Andy Roche, still from Black Iron Vatican, 2007, Super 8 film, courtesy of the artist

Black Iron Vatican
an At the Edge: Innovative Art in Chicago project

Andy Roche
January 29-March 8, 2008
Reception: Wednesday, January 30, 2008, 5-8 pm

Related film screening, The Religious Show, curated by Ben Russell: Wednesday, February 20, 7pm
Artist Q&A Session: Wednesday, February 27, 12pm

With the exhibition Black Iron Vatican Andy Roche develops an aesthetic examination of the Catholic left. In an installation of multiple video works and posters, Roche draws a relationship between the subjectivity expressed in the radical witnessing of Catholic leftists and the reverie of pop culture devotees holed up behind bedroom doors.  Featured elements of this, Roche’s first solo exhibition, include a recitation of the rosary as a howling dub performance, images of nuclear warheads played like marimbas, the arrests that follow the annual protest trespass at Fort Benning, Georgia, and scenes of ecstatic collective protest.

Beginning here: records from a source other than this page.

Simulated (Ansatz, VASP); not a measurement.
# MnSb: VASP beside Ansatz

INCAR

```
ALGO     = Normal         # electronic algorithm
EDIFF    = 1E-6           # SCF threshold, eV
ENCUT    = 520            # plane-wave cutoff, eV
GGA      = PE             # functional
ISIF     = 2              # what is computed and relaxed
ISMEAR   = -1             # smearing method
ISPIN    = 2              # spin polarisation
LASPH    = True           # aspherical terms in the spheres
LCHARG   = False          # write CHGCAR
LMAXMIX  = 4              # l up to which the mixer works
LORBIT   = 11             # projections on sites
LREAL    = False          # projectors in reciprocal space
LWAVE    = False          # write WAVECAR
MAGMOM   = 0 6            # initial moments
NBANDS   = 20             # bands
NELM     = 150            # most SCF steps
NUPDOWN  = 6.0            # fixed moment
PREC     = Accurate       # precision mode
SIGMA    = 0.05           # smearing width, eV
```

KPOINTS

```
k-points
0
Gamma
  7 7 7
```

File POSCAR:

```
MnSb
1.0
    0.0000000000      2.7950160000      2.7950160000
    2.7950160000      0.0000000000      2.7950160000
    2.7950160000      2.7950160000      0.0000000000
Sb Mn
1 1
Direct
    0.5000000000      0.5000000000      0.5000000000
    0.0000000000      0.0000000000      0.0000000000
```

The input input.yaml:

The central piece, Black Iron Vatican, a 16 minute long silent video, shifts through allusion and documentary toward evocative results. Opening with a scene of discussion, possibly religious testifying, the action quickly segues into found footage of the Hennessey sisters, famous siblings and Franciscan nuns from Dubuque, Iowa, long active in radical social activism. In 2001, Dorothy, at the time 88, and Gwen, at the time 68, were sentenced to 6 months each in federal prison for trespassing on Fort Benning’s Western Hemisphere Institute for Security Cooperation (formerly the School of the Americas), a base implicated in the training of Latin American paramilitary groups known for human rights abuses. Setting a foundation for issues of witnessing, surveillance, testifying, higher powers and subterfuge, the Hennessey sisters imagery gives way to hammering hands and commences to a series of disconcerting intercuts, including recent footage of Fort Benning protests, that suture together the mundane and the fantastical as based in faith and body. In fleeting footage that is sometimes frenetic and sometimes elusive, even foreboding, the zone of trespass at Fort Benning is established. When one protestor, enacting her belief, quickly crosses that line, the force of her capture is felt through a long close-up shot. The fuzzy and faded exposures and focus of Black Iron Vatican recall the formal qualities of independent cinema as well as leftist guerilla filmmaking of the 60s and 70s, evoking questions about the position of the sites, activities and aesthetics of contemporary protest as they have been influenced by established histories and practices.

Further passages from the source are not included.